Tag: Python

SDE root takes forever to load? Check Documentation field on GBD_Items table (SDE WORKSPACE METADATA).

THE PROBLEM
Have you ever experienced this? It takes forever for ArcCatalog to load the list of items from a SDE database. In my case, it could be up to 2 minutes.

THE BACKGROUND
We had a database migration a couple of years ago from Oracle to Sql Server. A new SDE was setup for data capture and desktop viewing. We copied about 1500 feature classes, most of them sat in feature dataset, and 30 raster datasets. About 10 percent of these feature classes were versioned. Also we had compress script running on a daily basis, analyze datasets and rebuild indexes running on a weekly basis for performance concerns. After some time, we discovered the SDE was running slower and slower. It froze Catalog for about 90 to 120 seconds every time when the workspace (SDE root) was selected. However when a feature class or a raster dataset was added to ArcMap, it performed well.

THE CAUSE
It took me long time trying to figure out what the issue was. Eventually I found the xml stored in Documentation field on GDB_Items table for Workspace (Type: C673FE0F-7280-404F-8532-20755DD8FC06) was extremely large (27 Mb). When investigated a little further, I found the xml in the documentation column keeps a geoprocessing history. Every time a geoprocessing tool is ran against the SDE workspace, it updates the xml in the documentation field and keeps the detail. So it is now clear, it inserts a big record including all selected feature classes when Analyze datasets or Rebuild indexes tool runs. Over the time, the system builds a huge metadata in the Documentation field. When the SDE workspace is selected, it has to download the items list as well as the metadata, which leads to the lag.

THE SOLUTION
It is easy to fix the issue when the cause is found.
Solution 1. Remove the workspace metadata. I use sql server so the example is for sql server.
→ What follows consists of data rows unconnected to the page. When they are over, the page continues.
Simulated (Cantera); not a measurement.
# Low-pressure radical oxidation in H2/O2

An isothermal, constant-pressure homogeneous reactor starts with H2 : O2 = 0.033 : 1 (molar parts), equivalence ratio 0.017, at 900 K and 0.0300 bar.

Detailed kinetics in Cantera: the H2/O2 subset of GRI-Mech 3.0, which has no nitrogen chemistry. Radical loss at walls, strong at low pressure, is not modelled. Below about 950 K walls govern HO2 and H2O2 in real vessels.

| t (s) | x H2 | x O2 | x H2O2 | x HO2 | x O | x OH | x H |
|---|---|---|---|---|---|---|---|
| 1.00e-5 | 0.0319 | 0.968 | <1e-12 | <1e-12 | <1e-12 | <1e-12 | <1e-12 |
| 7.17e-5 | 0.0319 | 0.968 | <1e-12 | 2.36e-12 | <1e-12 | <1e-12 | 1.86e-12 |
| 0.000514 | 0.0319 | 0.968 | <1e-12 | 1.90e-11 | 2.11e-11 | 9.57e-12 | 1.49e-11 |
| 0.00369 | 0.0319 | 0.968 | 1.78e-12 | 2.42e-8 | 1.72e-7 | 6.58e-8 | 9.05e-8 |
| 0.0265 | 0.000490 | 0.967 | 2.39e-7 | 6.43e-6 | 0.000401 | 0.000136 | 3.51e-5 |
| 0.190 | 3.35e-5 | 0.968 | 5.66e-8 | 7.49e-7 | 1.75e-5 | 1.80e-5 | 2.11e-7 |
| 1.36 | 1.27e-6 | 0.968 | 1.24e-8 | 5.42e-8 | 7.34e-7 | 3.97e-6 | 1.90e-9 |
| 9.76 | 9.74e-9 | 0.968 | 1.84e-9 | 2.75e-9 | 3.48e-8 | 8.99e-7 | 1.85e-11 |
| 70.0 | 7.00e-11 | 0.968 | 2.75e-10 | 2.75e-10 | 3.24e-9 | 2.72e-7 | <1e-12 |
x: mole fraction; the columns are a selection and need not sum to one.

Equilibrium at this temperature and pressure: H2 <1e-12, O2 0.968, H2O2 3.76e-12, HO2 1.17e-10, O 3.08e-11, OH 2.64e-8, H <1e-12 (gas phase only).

UPDATE sde.GDB_ITEMS SET Documentation = NULL WHERE [Type] = 'C673FE0F-7280-404F-8532-20755DD8FC06';

Solution 2. Remove old geoprocessing history. So this code is for Sql Server as well.

import pymssql
import xml.etree.ElementTree as ET
import time
import datetime

def ClearSDEGeoprocessingHistory_administration(host, user, password, database, treshold_days=30):
    conn = pymssql.connect(host=host, user=user, password=password, database=database)
    try:
        cur = conn.cursor()
        cur.execute("select documentation from sde.GDB_Items where type = 'C673FE0F-7280-404F-8532-20755DD8FC06'")
        new_xml_string = None
        for row in cur:
            root = ET.fromstring(row[0])
            lineage = root.findall("./Esri/DataProperties/lineage")[0]
            for process in lineage.findall("Process"):
                date_process = time.strptime(process.attrib["Date"], "%Y%m%d")
                datediff = datetime.datetime.now() - datetime.datetime.fromtimestamp(time.mktime(date_process))
                if datediff.days > treshold_days:
                    lineage.remove(process)
            new_xml_string = ET.tostring(root, encoding="utf8", method="xml")
            break
        if new_xml_string != None:
            #remove xml declaration, replace single quote with two single quotes (escape in sql server query)
            new_xml_string = ("".join(new_xml_string.split("\n")[1:])).replace("'", "''")
            cur.execute("UPDATE sde.GDB_ITEMS SET Documentation = '{0}' WHERE [Type] = 'C673FE0F-7280-404F-8532-20755DD8FC06'".format(new_xml_string))
            #you have to commit to make it actually happen
            conn.commit()
    except Exception as ex:
        print ex
    conn.close()

host = "{SQL SERVER HOST}"
user = "{DB OWNER}"
password = "{DB OWNER PWD}"
database = "{DATABSE NAME}"
#set treshold, geoprocessing history old than this will be remvoed.
treshold_days = 30

ClearSDEGeoprocessingHistory_administration(host, user, password, database)

LESSONS LEARNTED
Esri GDB keeps a track of geoprocessing history in metadata on all types of items. Consider the metadata size if you have any performance issue but are not able to locate the cause.
Esri GDB also keeps a track of copy history.